All the features and then some

Corsair K100
(Image: © Future)

Our Verdict

The Corsair K100 RGB is one of the most capable and flashiest keyboards you can get, as long as you can get past the hurdles of iCue and the price tag.

For

  • Maxed out features
  • Stable keycaps
  • Consistent

Against

  • Very expensive
  • iCue woes
  • Limited utility for some

The Corsair K100 RGB brings a nearly maxed-out feature set with media controls, macro buttons, and plenty of RGB to compete with the best gaming keyboards out there. At $229 (£229, AU$379) the Corsair K100 RGB is expensive, stepping up even from the $199 (£179, AU$349) Corsair K95 RGB Platinum. In fact, a good many of our favorite keyboards cost considerably less than this one while offering fairly similar capabilities. So, Corsair delivered a new level of keyboard performance to justify the price.
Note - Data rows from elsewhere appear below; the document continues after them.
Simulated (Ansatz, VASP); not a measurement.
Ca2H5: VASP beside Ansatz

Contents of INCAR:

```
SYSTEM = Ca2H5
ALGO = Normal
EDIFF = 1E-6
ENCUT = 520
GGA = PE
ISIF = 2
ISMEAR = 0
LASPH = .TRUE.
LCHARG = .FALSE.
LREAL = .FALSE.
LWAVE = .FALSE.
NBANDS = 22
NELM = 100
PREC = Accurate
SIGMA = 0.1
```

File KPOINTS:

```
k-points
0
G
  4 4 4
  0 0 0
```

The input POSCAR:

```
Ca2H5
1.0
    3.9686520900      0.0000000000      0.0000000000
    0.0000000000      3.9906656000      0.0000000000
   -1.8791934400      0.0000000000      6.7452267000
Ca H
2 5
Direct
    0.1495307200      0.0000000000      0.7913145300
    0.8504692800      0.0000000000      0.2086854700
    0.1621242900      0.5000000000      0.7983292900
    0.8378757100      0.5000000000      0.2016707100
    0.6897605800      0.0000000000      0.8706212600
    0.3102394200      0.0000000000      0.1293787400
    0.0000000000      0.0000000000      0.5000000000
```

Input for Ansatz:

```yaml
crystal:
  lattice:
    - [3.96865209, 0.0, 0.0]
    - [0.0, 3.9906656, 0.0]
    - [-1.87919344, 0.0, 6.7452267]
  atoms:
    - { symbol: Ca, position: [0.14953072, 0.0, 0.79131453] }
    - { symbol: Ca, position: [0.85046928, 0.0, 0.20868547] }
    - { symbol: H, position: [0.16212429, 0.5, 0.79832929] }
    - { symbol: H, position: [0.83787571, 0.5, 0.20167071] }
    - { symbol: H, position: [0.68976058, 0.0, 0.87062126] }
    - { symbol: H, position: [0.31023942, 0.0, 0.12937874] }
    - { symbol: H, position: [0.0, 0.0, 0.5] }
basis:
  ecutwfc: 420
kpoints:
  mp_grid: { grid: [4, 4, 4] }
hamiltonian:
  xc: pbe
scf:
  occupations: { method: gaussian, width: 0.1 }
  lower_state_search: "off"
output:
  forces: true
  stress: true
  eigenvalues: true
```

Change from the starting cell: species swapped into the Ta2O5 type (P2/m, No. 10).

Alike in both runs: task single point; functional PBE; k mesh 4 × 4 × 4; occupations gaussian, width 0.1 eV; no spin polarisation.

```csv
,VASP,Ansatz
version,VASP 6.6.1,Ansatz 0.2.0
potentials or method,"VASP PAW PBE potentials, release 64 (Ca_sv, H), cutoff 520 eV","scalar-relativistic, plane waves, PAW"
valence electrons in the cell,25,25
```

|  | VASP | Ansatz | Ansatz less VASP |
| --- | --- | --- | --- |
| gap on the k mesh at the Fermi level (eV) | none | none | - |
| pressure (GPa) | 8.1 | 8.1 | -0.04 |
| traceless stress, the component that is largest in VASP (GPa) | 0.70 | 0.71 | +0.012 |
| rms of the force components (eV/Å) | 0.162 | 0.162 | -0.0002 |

This keyboard comes with either Corsair OPX Opto-mechanical switches or Cherry MX Speed switches. Both options are built for fast actuation, our review unit uses the OPX switches with a 1mm actuation point, a 45g actuation force, and a 3.2mm travel. Those distances are a fair bit shorter than the common Cherry MX Red switches.

The combination of these fast switches with a new 4,000Hz polling rate is intended to make sure your computer registers your keystrokes incredibly quickly. The combination of a short 1mm travel is paired well with the 45g actuation force, as it reacts quickly but it’s not so easy to press down that we perform keystrokes any time we rest our fingers on the keyboard.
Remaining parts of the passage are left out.